First they legalize gay marriage. Then they elect a truck to the Senate. Last week, in what many conservative pundits have called “a clear message to Washington,” the voters of Massachusetts elected Scott Brown as their first Republican senator since 1972.
Brown, who won Democrat Ted Kennedy’s old seat after trailing Democrat nominee Martha Coakley by 30 points as recently as a month ago, owes a great deal of his newfound political success to his 2005 GMC Canyon, the truck he campaigned in throughout the state.
The old pickup truck, the wealthy Brown explained, brought him closer to the common folk.
Neil Newhouse, Brown’s pollster, agrees. He estimates that the truck was Brown’s second strongest asset in the election because it “helped give depth to the image of him as a ‘regular guy.’ ”
And it was his “regular guy” appeal that won him so much favor with the tea party crowd — the loose coalition of extreme right-wing Republicans dedicated to the overthrow of President Barack Obama. It was the tea party, in turn, that won him so much favor among the independents and — to use Brown’s word — the “disgruntled.”
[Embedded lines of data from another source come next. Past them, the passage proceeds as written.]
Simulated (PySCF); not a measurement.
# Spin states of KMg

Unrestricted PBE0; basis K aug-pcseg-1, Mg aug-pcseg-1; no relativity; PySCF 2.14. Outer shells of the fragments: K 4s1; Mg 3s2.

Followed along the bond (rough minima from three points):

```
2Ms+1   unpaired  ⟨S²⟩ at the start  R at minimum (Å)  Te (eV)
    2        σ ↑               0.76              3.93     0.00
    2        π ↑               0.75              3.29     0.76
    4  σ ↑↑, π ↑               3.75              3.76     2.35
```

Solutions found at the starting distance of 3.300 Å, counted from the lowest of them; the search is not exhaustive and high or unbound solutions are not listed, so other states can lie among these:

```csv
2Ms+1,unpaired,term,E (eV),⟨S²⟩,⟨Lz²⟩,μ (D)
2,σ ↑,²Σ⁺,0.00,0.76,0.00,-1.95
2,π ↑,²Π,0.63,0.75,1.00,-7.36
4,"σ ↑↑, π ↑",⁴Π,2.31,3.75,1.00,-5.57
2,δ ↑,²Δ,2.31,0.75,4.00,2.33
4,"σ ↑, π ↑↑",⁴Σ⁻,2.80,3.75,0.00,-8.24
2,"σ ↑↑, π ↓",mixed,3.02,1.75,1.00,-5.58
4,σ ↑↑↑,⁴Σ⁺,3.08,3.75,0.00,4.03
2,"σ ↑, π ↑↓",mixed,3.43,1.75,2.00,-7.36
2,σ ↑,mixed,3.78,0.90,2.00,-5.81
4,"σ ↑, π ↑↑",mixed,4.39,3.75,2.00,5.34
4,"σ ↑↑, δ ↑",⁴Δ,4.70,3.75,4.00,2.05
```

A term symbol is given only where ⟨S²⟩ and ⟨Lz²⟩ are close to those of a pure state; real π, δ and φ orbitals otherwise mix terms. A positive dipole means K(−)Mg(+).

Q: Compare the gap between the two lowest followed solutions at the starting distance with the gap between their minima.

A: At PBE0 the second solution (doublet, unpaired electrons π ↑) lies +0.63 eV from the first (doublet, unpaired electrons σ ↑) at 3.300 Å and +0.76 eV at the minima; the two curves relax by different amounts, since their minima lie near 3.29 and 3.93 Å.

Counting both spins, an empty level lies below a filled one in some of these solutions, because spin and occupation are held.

The relationship between the tea partyers and Brown was mutually beneficial. In return for providing Brown with the campaign donations, media exposure and (most importantly) votes to catapult him from virtual obscurity to the forefront of American politics in a matter of weeks, Brown gave the tea party a platform with which to wallop Obama — or at least the candidate he supported.
But while Brown sees his fling with the fringe right as a harmless December-through- January romance, the tea partyers remain absolutely smitten. Even before he secured his victory, Brown was being drafted as the 2012 Republican presidential favorite.
They finally discovered the answer to their woes: they had a great right hope.
But they are mistaken if they think Scott Brown will be their answer to Obama.
Whether the tea party realizes it, the biggest fissure in American politics today is not between the right and left. Nor is it between Democrats and Republicans. Rather, it is between coherency and chaos.
And, to the inevitable chagrin of tea partyers everywhere, Scott Brown’s politics are of the coherent variety.
His personal beliefs aside, Brown has stated publicly that he does not intend to revoke same-sex marriage in Massachusetts. Similarly, he does not wish to meddle with abortion laws. In 2006 he even endorsed a health care bill that mandated universal healthcare statewide.
Brown goes to Washington as someone who honestly opposes the Obama health care bill — citing several glaring weaknesses in the bill itself — and who wants to trim away unneeded government bureaucracy and keep taxes low.
Really, the disagreements between Obama and Brown pale in comparison to the disagreements between those who operate within a world of logic and a world of fantasy. Whatever differences of opinion they have, they both arrived at them using logic and reason.
Scott Brown is what Republicans are at the best of times: an alternative voice of reason that, more often than not, forces Democrats to question their assumptions, sharpen their ideas, and vice versa.
In other words, he is the type of Republican Sarah Palin and the tea partyers are trying to purge from the GOP.
So how can Palin praise Brown’s victory when just last month she bullied a moderate Republican candidate in an Upstate New York Congressional vote into resigning for not being “sufficiently Republican,” enabling a social conservative to lose to the Democratic candidate?
Because logic does not apply to Sarah Palin, nor to her tea party.
These are people who, given two possible explanations, instinctively choose the less plausible one. And, unfortunately, they are also the people who hold hostage the namesake of the GOP, who turn on Sen. Lindsey Graham of South Carolina for approving Sonia Sotomayor’s nomination to the Supreme Court.
So it is no mistake that Brown did not refer to himself as a Republican during his campaign or his acceptance speech. On the contrary, he insisted that “this Senate seat belongs to no one person and no political party” and called his win a victory for “the independent majority.”
Nor is it a mistake that he thanked John McCain for his endorsement while not even asking for one from Palin.
So while Brown is more than happy to sail in on a wave of populism that Palin is more than a bit responsible for stirring up, he knows well enough not to hoist his flag on sinking ships: be they Palin or the Republican Party.
Scott Brown is savvy. So savvy, in fact, that Obama may be taking notes. Many have suggested that, by invoking populist outrage against the “fatcats” on Wall Street, Brown style, Obama is trying to reconnect with an American public that has become increasingly alienated from the Presidency.
But he’s not Scott Brown, rookie senator, and he’s not the Everyman. He’s the President who was elected specifically because America decided it wanted an exceptional leader, not a buddy.
Instead of commiserating with the masses, he might be better off buying himself a pickup truck and calling it a day.
I wonder if majority owners get an employee discount.